But Oxfordshire councils have previously said they have followed updated estimates for their housing plans, which predict a smaller level of growth than the 2014 study.

Cherwell District Council confirmed it would be appearing in court to defend the partial review of its Local Plan.

The council's Local Plan is a blueprint for where new homes can be built in northern Oxfordshire.

It was adopted in 2015, but a Government inspector was not happy with the parts of the plan to help Oxford meet its unmet housing need.

One of the sites Cherwell District Council had set aside near Woodstock for a portion of the 4,400 homes, aimed at Oxford commuters, was removed from the plan.

The council then voted to spread these homes out across the other areas it had set aside for homes.

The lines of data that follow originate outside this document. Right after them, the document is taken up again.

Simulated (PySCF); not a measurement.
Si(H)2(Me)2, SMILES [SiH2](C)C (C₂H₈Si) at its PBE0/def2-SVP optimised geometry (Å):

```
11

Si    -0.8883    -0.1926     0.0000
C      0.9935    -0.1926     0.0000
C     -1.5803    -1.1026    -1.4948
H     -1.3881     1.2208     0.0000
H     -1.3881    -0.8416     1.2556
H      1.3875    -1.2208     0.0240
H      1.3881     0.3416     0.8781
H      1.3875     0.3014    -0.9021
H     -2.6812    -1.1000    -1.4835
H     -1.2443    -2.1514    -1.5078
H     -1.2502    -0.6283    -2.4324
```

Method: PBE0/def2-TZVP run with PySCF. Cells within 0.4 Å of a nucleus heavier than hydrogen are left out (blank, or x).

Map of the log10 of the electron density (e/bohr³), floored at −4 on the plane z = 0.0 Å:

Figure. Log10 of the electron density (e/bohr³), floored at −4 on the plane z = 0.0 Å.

There are a total of six sites for housing within what is called the Local Plan Partial Review, and one piece of land set aside to replace the North Oxford Golf Club.

Other building work is also planned to the north of the city within its own borders, including the Oxford North development, which could provide 480 new homes and huge lab spaces.

The development has been the subject of several protests by Wolvercote residents.

There are also plans for 134 new homes at St Frideswide Farm, north of Cutteslowe Park, recently submitted to Oxford City Council planners for approval.

Oxford University, as well as Christ Church, Exeter and Merton colleges, all landowners of the housing sites, were contacted for comment.